Theory in a Digital Age: A Project of English 483 Students, Coastal Carolina University

Rise of Digital Labor

Christian Fuchs sites that of the world’s 2,000 largest transnational corporations 11.6% fell under the umbrella of communications and digital media. Tech companies like Google, Amazon, etc. are shaping the economy is exciting ways. Information capitalism is one facet of contemporary capitalism “reflect[ing] the growing importance of science, communication, knowledge, computing, the Internet, and information labor in production”.

           Social media has infiltrated millions of lives in various capacities. Twitter, Instagram, and Facebook, to name a few, have connected people across the globe from all demographics. But one unintended outcome of these platforms has been the digital labor performed by its users. The top social media use targeted advertising-based capital accumulation models. Political economist Dallas Smythe uses the term “audience labor” to talk about commercial broadcasting on television, stating that the “audience’s labor produces attention as an audience commodity, which is sold to advertising clients”. Fuchs furthers this idea explaining “users’ digital labor, … creates data and meta-data that is sold as commodity to the platforms’ ad clients". This digital labor is masked to users and is only considered labor by those examining it from the outside. This is what Mason refers to as the blurring between work and free time. Work is being done on these platforms that is changing the terms we use to think about labor and yet it is masked as a leisurely activity.

           The political economy of online advertising has commodified users’ behaviors and interactions online which in turn “affects the convergence of users’ various social roles”. The ideas surrounding labor and wealth are changing, so to must our ideas of social roles.

           Marx’s understanding of productive labor in “Fragment” is such that productive labor produces capital that does not necessarily require a wage-labor relationship. In other words, there is not a direct relation between labor and the product it creates. Fuchs gives this example, “Facebook’s and Google’s wageworkers do not create a commodity, but rather a platform that users access as a ‘free lunch’, whereas users’ activities create a data commodity that is sold in order to generate profit”. Information technology is affecting change in terms of labor and production.
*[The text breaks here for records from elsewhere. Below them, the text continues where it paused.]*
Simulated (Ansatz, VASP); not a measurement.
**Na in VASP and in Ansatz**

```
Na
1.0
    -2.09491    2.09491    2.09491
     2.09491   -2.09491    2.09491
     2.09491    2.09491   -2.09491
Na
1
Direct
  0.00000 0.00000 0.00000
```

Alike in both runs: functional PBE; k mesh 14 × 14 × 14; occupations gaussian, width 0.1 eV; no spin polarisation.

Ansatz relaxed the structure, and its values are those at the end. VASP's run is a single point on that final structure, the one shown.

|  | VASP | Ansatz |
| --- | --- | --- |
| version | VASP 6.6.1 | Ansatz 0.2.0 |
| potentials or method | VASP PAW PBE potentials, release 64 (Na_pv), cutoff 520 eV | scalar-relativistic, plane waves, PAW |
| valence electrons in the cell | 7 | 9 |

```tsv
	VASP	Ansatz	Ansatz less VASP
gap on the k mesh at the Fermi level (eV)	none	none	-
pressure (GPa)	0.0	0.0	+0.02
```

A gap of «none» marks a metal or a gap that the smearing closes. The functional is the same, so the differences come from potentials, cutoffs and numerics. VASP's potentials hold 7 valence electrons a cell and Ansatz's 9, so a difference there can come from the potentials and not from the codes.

           “Fragment” anticipates the importance of knowledge, science, and technology in production and labor. As these become integral to production, a sort of knowledge labor dominates: “machinery develops with the accumulation of society’s science, of productive force generally”. In this way, Marx has predicted the highly technological economy in which we find ourselves.

           The idea of the General Intellect in “Fragment” translates easily into our economy where information is abundant. Fuchs connects “digital labor on social media [as] a manifestation [of] the general intellect that expresses the existences of a social factory in contemporary capitalism”. Other theorists connect the general intellect to immaterial labor. Lazzarato defines this kind of labor as “labor that produces the informational and cultural content of the commodity”. Social media users’ knowledge of navigating digital spaces belongs to the general intellect which then is used in this immaterial labor. “General intellect is a collective, social intelligence created by accumulated knowledges, techniques, and know-how. The value of labor is thus realized by a new universal and concrete labor force through the appropriation and free usage of the new productive forces”.

           Mason mentions that information has sparked a rise in collaborative production. In other words, the general intellect of today’s society allows for convergences in production. Fuchs explains immaterial labor as “networked and cooperative organization [with] knowledge’s peculiar characteristics that support convergences, exploitation, value generation, and productive labor are not limited to wage-labor”. That is to say it is immaterial in terms of physical production, but it innately allows for exploitation in terms of wages.

           This immaterial labor is exploited, particularly by advertising-financed broadcast media and corporate social media such as Facebook, YouTube, Twitter, etc. These laborers are “nonpaid audiences and digital workers who create attention and data that is sold as commodity” which in turn generates value and profit for these companies. Fuchs creates this interesting image further complicating immaterial labor: “Facebook and its likes are social factories, in which social workers perform unremunerated information labor”. This idea of social factories calls us to understand labor and production in terms of its effects socially. What does this mean for the development of societal roles? In a society defined by wealth, and where wealth is determined by labor, what happens when these two constructs are revolutionized in the digital age?